This column continues last month’s discussion of the benefits of flexibility in HR practices. We begin with flexibility that is specific to a given job or job type.
Job-specific flexibility
Let’s consider sales. Company owners and managers will ideally hire someone who can walk in the door with a bag of business. While circumstances certainly do arise that enable such a scenario, it is the exception rather than the rule. So, as a flexible compromise, employers may need to grow their own sales staff. This option becomes even more attractive when you realize that any new salesperson joining the company, even a seasoned one, always requires a ramp-up time.
It may also encourage you to know that some candidates with production backgrounds would like to move into a sales job. Such a career evolution could occur naturally from customer service to sales. And while customer service roles can be careers in their own right, ambitious
CSRs may welcome the prospect of further professional advancement into selling.
The sales role is also assuming new dimensions. As companies become business solutions providers instead of commodity printers, the task of business development becomes more complex. Accordingly, we are now seeing a division between “hunter-” and “farmer-”type sales roles, with many employers regarding business development as a stand-alone salary-plus-bonus position. Once accounts are developed, an account manager takes them on to maintain them. Not only does this two-part structure build business volume, but it can also offer employers more flexibility in recruiting or developing salespeople with a variety of aptitudes and functions.
As a second case study in flexibility, let’s consider Department Supervisors or Managers. Historically, printing has been an industry that concentrates on managing work—not people. But, as the industry evolves, companies are increasingly recognizing the need to emphasize human-resource management and process control in order to maximize efficiency and profitability. They also want to hire managers with experience in a print environment.

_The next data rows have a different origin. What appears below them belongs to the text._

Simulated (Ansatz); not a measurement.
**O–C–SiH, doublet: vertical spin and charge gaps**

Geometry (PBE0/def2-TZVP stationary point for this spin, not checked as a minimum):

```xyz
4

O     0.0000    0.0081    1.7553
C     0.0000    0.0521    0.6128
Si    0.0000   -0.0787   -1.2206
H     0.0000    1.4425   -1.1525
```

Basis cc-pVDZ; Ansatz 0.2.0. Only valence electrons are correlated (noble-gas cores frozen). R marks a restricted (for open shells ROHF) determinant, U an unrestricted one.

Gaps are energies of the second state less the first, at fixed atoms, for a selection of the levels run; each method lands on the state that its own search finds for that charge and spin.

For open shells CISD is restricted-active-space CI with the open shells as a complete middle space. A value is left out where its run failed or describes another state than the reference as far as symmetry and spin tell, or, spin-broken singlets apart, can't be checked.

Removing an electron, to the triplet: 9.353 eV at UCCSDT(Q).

The reality on the shop floor is that, when managers have evolved from operators to hands-on forepersons to supervisors to managers, their companies have usually promoted but not trained them. Here again a flexible approach pays off: if you can’t find the supervisors or managers you want to hire, you can provide the training necessary to create them. Similarly, at the front end, customer services reps can become customer service managers, production coordinators can become production managers, then operations managers, and so on. In all these cases, the same parameters for training internally-promoted staff apply.
Employee flexibility
1. Think employer—not job. Identify vibrant companies that educate and train their employees and offer advancement from within. Once you have your foot in the door, you can position yourself to get the training and promotions you desire.
2. Stay put. If you’re looking for a change of job but can’t find one, consider staying in your current position for a while longer (if that’s an option). Staying where you are enables you to regroup and re-evaluate your career objectives and approach. It can also buy you time for training, networking, or gaining additional job experience to propel you towards your long-term goals. (Of course, you need to appropriately balance your obligations to your current employer with your career-development activities.) And closer investigation may even reveal advancement opportunities with your present company.
3. Consider relocating. To achieve your career goals, it may help to be flexible about location, though relocation is a major decision that will affect your family profoundly. And if you relocate for a specific company or position, you should have a contingency plan in case the job doesn’t satisfy your expectations.
Employees who prove their flexibility are valuable assets, and should be respected by employers. In an evolving industry, people who are entrepreneurial by nature and adaptable by practice will contribute significantly to the changing objectives of both the company and its clients. Employees who are elastic often make the best prospects for long-term employees.